Excuse us as we dip into a little Black Mirror-esque near-future alarmism but for a good cause.
Your daughter is away on her first school trip and is excited as you drop her off.
It has been a few hours, you are back home, and your phone rings; it’s your daughter! A little surprised, you answer the phone.
You’re taken aback by a gruff and rude voice from the other side, “We have your daughter.” you can hear her crying for help in the background.
Disbelief turns into shock, and then the command comes in to pay $50,000, and your mind goes blank.
Charlie Brooker can handle the rest, but it ends with transferring the money, only to find that Casey is safe and happy, enjoying her trip.
Welcome to the world of virtual kidnapping. Scammers have just duped you.
Wait, What About Casey’s Voice Then? It Sounded So Real
Welcome to the world where anyone’s voice -— dead or alive — can be generated in seconds.
It already exists for different use cases. Let’s take Podcast.ai, which generates podcasts with artificial intelligence (AI): the host and guests are virtual and can be anyone — live on air right now is Joe Rogan and Steve Jobs.
Meanwhile, Spotify is translating its most popular podcasts into other languages — with the voices of the original podcaster intact.
According to Subbarao Kambhampati, a computer science professor at the Arizona State University specializing in AI, the voice cloning capabilities of AI have been rapidly improving.
“In the beginning, it would require a larger amount of samples. Now there are ways in which you can do this with just three seconds of your voice. Three seconds. And with the three seconds, it can come close to how exactly you sound.
“Most of the voice cloning actually captures the inflection as well as the emotion. The larger the sample, the better off you are in capturing those.
And if the tale we told you at the top of the article sounds too hypothetical to be accurate, the quotes are from a story where an Arizona mother received a voice-clone call demanding a million-dollar ransom for her daughter’s return — while her daughter was happily at dance class.
How Does Voice Cloning Work?
If you have prior knowledge of video deepfakes, think of AI voice cloning software as the auditory counterpart. With just a snippet of recorded speech, developers can assemble an audio dataset and employ it for training an AI voice model capable of replicating the target voice.

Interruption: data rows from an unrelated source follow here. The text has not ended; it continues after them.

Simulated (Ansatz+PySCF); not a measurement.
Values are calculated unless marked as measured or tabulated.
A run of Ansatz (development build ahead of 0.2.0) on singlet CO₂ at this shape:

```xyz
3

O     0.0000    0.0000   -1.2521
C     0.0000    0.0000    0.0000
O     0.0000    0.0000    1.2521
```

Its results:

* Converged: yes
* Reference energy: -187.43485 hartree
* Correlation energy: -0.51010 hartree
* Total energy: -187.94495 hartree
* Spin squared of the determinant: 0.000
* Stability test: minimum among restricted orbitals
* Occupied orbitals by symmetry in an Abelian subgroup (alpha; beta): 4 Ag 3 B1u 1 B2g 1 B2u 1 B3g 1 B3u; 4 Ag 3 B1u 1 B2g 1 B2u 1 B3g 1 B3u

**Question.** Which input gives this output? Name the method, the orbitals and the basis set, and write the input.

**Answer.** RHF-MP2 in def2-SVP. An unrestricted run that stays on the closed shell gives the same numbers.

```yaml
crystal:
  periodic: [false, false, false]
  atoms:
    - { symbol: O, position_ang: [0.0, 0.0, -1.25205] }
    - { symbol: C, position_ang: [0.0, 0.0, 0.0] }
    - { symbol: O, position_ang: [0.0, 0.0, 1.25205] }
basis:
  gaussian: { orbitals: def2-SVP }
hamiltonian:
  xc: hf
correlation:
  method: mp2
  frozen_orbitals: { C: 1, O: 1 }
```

These models emulate the brain’s learning process, exhibiting remarkable efficiency in discerning patterns within data. While various approaches exist for applying deep learning to synthetic voices, they generally yield improvements in word pronunciation and the nuanced aspects of speech, such as speed and intonation, resulting in more lifelike and human-sounding voices.
According to Dan Mayo, a special agent with the FBI, scammers find their prey on social media. Indeed, social media is full of video and audio clips, and their owners are sitting ducks.
Mayo suggested, “You’ve got to keep that stuff locked down. The problem is, if you have it public, you’re allowing yourself to be scammed by people like this because they’re going to be looking for public profiles that have as much information as possible on you, and when they get a hold of that, they’re going to dig into you.”
The rapid improvement of AI voice cloning reflects the break-neck speed of AI development and raises the topic of ethics, secrecy, and security.
Undoubtedly, AI has been in the middle of an attack on our privacy and security, and there is no solution yet.
One thing we can do is be more careful — we may have gently sleep-walked into a world where we have happily been exposing our private lives to the world through social media.
We can’t possibly do much about slowing down the advancement of AI, but we can certainly be more careful with sharing our private information.
Scammers will always find new ways, but we have to be vigilant.